BNP Chairperson Khaleda Zia will visit Ganabhaban, responding to Prime Minister Sheikh Hasina’s dinner invitation to talk about holding a dialogue on the polls-time government, after October 29, senior leaders said.
They said the ruling Awami League’s general secretary and the opposition BNP’s acting secretary general might have talks to finalise the date and time for the dinner. Even the officials of the two parties might discuss the matter.
If the government wanted, the BNP chief herself might call the PM, a number of leaders said.
Talking to the Dhaka Tribune on Sunday, a senior leader claimed that an official of the prime minister had phoned the BNP chairperson’s Assistant Personal Secretary Md Suratuzzaman to fix the menu of the dinner on Sunday afternoon.

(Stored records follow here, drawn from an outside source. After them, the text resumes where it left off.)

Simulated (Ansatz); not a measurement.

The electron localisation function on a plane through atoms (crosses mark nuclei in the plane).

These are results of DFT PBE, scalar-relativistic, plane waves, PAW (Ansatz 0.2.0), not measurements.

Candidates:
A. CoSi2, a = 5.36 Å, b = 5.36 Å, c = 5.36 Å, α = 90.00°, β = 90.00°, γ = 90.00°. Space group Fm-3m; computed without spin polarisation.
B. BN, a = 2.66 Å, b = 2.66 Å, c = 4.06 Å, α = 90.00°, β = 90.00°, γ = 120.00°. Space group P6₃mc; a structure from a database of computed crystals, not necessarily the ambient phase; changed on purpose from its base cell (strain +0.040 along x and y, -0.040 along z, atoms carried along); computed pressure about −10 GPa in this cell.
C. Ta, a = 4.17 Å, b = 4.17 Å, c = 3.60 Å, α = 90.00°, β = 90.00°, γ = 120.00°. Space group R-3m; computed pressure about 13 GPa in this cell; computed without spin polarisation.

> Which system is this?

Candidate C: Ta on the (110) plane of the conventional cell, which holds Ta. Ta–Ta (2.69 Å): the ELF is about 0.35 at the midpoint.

When contacted, Suratuzzaman confirmed to the Dhaka Tribune that the prime minister’s APS Md Saifuzzaman had called him to know about the opposition leader’s menu.
“I told him that the menu will be informed the day before the honourable leader of the opposition visits Ganabhaban. She usually avoids rich food,” he said.
Hasina called Khaleda on Saturday and invited the opposition leader to a dinner at Ganabhaban on Monday to initiate a dialogue. Khaleda accepted the offer but said she could not go on Monday because of the hartal.
This year, the characters have shifted but the argument remains almost the same. The opposition party and its alliances say they will not participate in the next elections if a “non-partisan government” does not oversee the polls.
In response to Prime Minister Sheikh Hasina’s proposal for an all-party interim government to administer the election, opposition leader Khaleda Zia proposed that the non-partisan government could comprise 10 advisers from the previous “successful” caretaker governments.
This time around, the BNP-led opposition is waging a movement and enforcing 60 hours of shutdown, saying they will not accept Hasina as the chief of the polls-time government.
The same conflict rooting from the debate over who would head the ad hoc government drove the country straight into “a state of emergency” seven years ago. It also forced the then president Iajuddin Ahmed to step aside for former central bank governor Fakhruddin.
In response to Hasina’s request to withdraw the strike, Khaleda told her that she could not do it without consulting her alliance partners. “I also said clearly that the movement and the dialogue would go simultaneously.”
Expressing his optimism about a dialogue, BNP acting secretary general Mirza Fakhrul Islam Alamgir thanked the prime minister, saying the dialogue could take place any time after October 29 when the opposition alliance’s 60-hour hartal ended.
“The prime minister has invited the opposition leader to dinner. Madam [Khaleda] did not refuse the invitation as she repeatedly talked about a dialogue to resolve the crisis. So, she might go to the dinner only after finalising [its] date and time,” Khandakar Mosharraf Hossain, BNP’s Standing Committee member, told the Dhaka Tribune.
On the other hand, Awami League Presidium member Matia Chowdhury on Sunday said the talks offer to the BNP was still valid but the talks would be based on the constitution.
Awami League General Secretary Syed Ashraful Islam and BNP acting secretary general Mirza Fakhrul were playing important roles in initiating the dialogue and talked on the issue at different times.
Asked if he talked with Ashraf on Saturday night after the telephone conversation of Khaleda and Hasina, Fakhrul, said the news was baseless.
A senior leader of the party said there was little possibility that programmes such as hartal and blockade would be announced during the dialogue, but at the same time they did not want to postpone their programmes for a long period, too.
“If there is no positive result from the dialogue, the ongoing movement might lose its rhythm,” the leader said.
However, another senior leader said the government would soften its stance only after a tough street movement was waged. The leader praised Khaleda for taking “the right decision by not withdrawing the hartal. If she had, it would have frustrated party leaders and activists as at least six people were killed on that day [Saturday].”
Bangladesh Jamaat-e-Islami, a key ally of the BNP in the 18-party alliance, also did not agree to the withdrawal of the hartal in the context of October 28, 2006 when at least 10 people were killed in violence as the then opposition Awami League had brought out a procession wielding oars and poles.
A Standing Committee member told the Dhaka Tribune, seeking anonymity, that they did not want to shoulder the responsibility of failing to hold the dialogue and that is why finalising the time for the talks would be initiated after October 29.
“The government has not shifted its stance on the polls-time government. So, there is little possibility of a positive outcome of the dialogue, but we do not want to shoulder the responsibility of a foiled initiative,” he said.